Tuesday, September 28, 2004

What are US interests?

Last Monday's editorial in the Taipei Times questions if the US government, particularly the State Department, knows what's in the best interests of the United States.

As the editorial points out, a NY Times report (about Taiwanese spying allegations) earlier had highlighted Taiwan's problem.
"I don't know of any senior officials who are pro-Taiwan," one former senior State Department official said.

He and others said Foreign Service officers largely viewed some Taiwanese officials' struggle to stay separate from China as a distraction, when the truly important relationship for the United States is China.

Carl W. Ford Jr., an assistant secretary of state for intelligence and research until he retired last year, worked directly with Mr. Keyser. He agreed that few if any State Department officials were openly pro-Taiwan.

He added that a handful of them "are at least neutral."

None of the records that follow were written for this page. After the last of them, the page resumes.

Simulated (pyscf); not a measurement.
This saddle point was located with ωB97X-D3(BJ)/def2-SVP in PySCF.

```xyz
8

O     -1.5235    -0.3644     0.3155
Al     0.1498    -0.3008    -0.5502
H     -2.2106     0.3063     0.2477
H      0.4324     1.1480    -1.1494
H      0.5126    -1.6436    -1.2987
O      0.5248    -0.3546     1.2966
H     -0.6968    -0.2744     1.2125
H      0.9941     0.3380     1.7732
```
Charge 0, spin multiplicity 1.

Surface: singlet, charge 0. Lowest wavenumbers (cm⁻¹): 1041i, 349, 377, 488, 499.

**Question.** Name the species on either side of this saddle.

"And Don was very much down the middle. That did set him apart from the others."
Okay, I think if someone working in the State Department was spying for Taiwan, then throw the book at him. But, what on Earth is going on in the State Department? Isn't the State Department supposed to be pro-US? Why are there people who are "pro" China working there?

I can understand how there may be people who work hard to maintain strong ties with China, but a realistic view is that, at best, China is a rival to America in Asia, if not globally. Why would we turn our backs on some of the few friends we have in the region for the dubious benefit of the Chinese government's favor?